I am so tired of having this conversation with myself.
There’s no way to prove that it is not the case the solipsism is true, however you could argue that there are some good reasons for not believing it is true. One is that Solipsism doesn’t seem to make a lot of sense with pain. Two is that it isn’t really an explanation, so pragmatically speaking it’s not very useful.
Actually, Occam’s Razor (“entities must not be multiplied beyond necessity”) could be interpreted to support solipsism, since solipsism posits only one entity, not many.
In any case, Occam’s razor can’t be used to disprove or rule out anything. It’s just a rule of thumb.
My own opinion is that solipsism is one of those theories that is impossible to definitively disprove by logic or experience, but that no sane person consistently lives by. The belief that the entire universe (including our memories) was created yesterday is another such theory—and strict determinism may be also.
Who Wants to Know?
Disprove solipsism. Please.
HELLOOO! HELLLLOOOOOOOOOOO! Anyone in there?

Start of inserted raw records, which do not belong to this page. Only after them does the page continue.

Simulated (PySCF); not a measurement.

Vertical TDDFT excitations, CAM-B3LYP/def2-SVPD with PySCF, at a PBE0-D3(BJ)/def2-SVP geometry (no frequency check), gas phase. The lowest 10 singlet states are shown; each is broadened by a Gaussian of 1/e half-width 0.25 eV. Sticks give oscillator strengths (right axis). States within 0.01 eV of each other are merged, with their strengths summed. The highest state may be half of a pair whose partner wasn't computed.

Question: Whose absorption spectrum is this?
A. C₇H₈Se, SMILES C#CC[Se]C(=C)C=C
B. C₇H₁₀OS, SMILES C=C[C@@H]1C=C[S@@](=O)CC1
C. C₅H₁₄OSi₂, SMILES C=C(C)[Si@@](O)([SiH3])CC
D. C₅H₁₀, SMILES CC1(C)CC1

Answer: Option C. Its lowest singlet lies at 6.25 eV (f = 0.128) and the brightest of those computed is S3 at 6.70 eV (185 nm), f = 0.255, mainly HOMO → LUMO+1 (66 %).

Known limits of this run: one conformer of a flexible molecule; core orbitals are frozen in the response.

In more seriousness, I’d say
(1) in terms of the real universe existing causing the perceptions of it you experience, I’d invoke occams razor and say you can’t prove it, but it’s sensible to act that way
(2) Note that people are inherently likely to behave AS IF the world exists regardless of how they justify it to themselves, because people are evolved (or created) to interact with the world and have all sorts of hard-wired impulses to do so.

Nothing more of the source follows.